The order in which we consume and process the XML messages is very important and so we cannot do a parallel processing.

Is there anything else we can do to improve performance?

Solution

WebSphere MQ, even on a small server, can unload messages MUCH faster than the rate you describe. The Windows Performance Report for WMQ V7 tested at more than 2,200 2k persistent round trips (one request and one reply) per second over client channels. That's more than 4,000 messages per second.

The bottleneck in your case would seem to be the latency of processing messages and the dependency on processing the messages in a particular order. The option that could give you the MOST performance boost would be to eliminate the order dependency. When I worked at a bank we had a system that posted transactions in the exact order they arrived and everyone said this requirement was mandatory. However, we eventually revised the system to perform a memo-post during the day and then repost in a later step. The memo-posting occurred in any order and supported parallelism, failover and all the other benefits of multi-instance processing. The final post applied the transactions in logical order (and in fact in an order that was most favorable to the customer) once they were all in the DB. Sequence dependencies lock you into a singleton model and are a worst-case requirement for asynch messaging. Eliminate them if at all possible.

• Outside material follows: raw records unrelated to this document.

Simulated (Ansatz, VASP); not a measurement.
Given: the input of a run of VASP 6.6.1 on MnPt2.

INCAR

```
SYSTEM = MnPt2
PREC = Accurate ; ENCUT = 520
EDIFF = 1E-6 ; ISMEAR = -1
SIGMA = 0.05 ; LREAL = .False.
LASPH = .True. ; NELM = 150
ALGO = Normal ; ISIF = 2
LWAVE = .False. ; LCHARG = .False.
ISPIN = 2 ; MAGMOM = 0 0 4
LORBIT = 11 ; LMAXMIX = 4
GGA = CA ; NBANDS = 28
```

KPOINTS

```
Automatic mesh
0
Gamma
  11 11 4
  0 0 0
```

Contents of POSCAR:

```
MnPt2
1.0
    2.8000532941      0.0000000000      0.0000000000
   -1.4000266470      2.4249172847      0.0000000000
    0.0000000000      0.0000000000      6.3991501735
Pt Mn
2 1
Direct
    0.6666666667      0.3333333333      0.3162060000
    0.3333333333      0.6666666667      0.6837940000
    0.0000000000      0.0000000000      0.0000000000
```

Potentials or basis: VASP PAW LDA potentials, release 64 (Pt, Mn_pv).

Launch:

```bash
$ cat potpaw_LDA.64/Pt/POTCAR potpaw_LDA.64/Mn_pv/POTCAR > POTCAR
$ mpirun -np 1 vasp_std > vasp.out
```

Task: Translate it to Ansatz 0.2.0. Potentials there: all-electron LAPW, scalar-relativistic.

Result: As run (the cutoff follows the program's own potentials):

The other area for improvement will be in the parsing and processing of the messages. As long as you are stuck with sequence dependencies, this is the best bet for improving performance.

Finally, you always have the option to throw money at the problem in the form of more memory, CPU, faster disk I/O and so forth. Essentially this is addressing software architecture with horsepower and is never the best solution but often it buys you enough time to address the root cause.